Well, of course, this is all BS, but it took downloading that software and its 800 page manual, and months of research to undermine the credibility of this expert with his own earlier pronouncements and studies—as well as those of many other experts in the field. Then, the day after the City adopted the new rezone ordinances, we had a flood. The water flowed in from the east end and continued down hill as it always does.

East Monroe flood 0225-

It is in the hands of the Board, now. The City has 10 days to respond to our objections.

Fortunately for the cause, another neighbor has a much better grasp of the legal inadequacies of this rezone attempt, and she submitted her own 30 pages on the subject. They have a lot to weasel their way out of. I’m pretty confident they will not succeed.

Take Five on the Rezone

Yes, it looks like we will be fighting the commercial rezone of the valley below me for a fifth year. :-(

As I was writing my speech for last night’s Council meeting, I spotted these eagles taking advantage of the windy day. I was hoping it was a good omen. Nope.
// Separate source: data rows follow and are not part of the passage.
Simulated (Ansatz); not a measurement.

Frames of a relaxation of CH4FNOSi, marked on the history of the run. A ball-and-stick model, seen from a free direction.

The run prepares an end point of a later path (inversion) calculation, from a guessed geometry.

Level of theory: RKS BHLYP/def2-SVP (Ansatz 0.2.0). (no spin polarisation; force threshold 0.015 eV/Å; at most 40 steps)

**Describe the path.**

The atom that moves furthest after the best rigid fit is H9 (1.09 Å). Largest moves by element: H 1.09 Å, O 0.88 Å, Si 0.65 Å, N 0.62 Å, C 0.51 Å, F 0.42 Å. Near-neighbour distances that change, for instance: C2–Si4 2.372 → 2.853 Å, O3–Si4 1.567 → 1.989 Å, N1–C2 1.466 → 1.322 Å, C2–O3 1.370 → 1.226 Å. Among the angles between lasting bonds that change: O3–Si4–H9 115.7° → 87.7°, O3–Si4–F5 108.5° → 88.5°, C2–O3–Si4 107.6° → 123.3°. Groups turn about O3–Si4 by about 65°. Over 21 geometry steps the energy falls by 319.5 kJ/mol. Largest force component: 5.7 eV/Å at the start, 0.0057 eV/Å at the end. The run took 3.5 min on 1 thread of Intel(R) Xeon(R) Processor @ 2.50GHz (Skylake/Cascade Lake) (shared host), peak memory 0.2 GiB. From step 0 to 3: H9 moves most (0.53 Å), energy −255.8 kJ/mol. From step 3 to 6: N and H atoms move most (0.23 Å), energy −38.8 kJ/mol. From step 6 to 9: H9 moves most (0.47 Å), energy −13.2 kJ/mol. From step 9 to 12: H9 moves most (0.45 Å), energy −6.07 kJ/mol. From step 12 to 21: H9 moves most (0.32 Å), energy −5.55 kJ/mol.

Eagles and clouds-8233At the end of the day, the vote went as expected: 4 to 3 in favor of redoing the Environmental Impact Statement in order to get the needed approval from the Growth Management Board for the rezone. Several of us tried our best to get these four to justify their decision based on the environmental realities of the property or the best interests of the City, but they stuck with simply calling it a property rights issue.

The process will take another nine months to a year to complete. The City will need an extension on the Board’s time-line for compliance. I will petition the board to refuse to grant that extension, but I don’t anticipate having much luck there. Our side has a great deal more experience advocating for this property now, so I am reasonably confident we will prevail once again, but it is such a colossal waste of everybody’s time and taxpayer money.

Oh, $#!!!!!++++!! Zombie rezone back from the dead

The church offered to pay the cost of the new Environmental Impact statement so long as the engineering firm that did the last one—which was 95% BS—prepared the new one. We just discovered that this engineering firm has had a lien on the property for the entire cost of their work since the beginning. So they have their own reasons for wanting to continue since they seem to think the property has no value unless rezoned. Even so, the amount the church is willing to shoulder represents only about a third of the cost the city will incur going through the process again. My theory is that someone, most likely the Pastor’s son—a former council member, now political consultant—put the screws to his two political proteges who broke ranks and voted to stop the bleeding at the October 14 council meeting. These two council members and the two who remained true to the cause came to last night’s council meeting united in the suspicion that the large cost estimates they were given earlier were the result of a conspiracy between the new mayor and the planning department staff—a conspiracy intended to bring the issue to an end. The mayor responded that he had been taken aback by the numbers in the estimate himself, and had questioned the staff extensively on their reasoning for those numbers. One of the more perceptive council members pointed out that these four united council members had, earlier in the year, heaped praise on this same planning staff for ushering through the failed EIS, but now when their cost estimates do not support continuing with the rezone effort, the staff’s numbers are suspect. The reality is, as with most government estimates, they are probably low.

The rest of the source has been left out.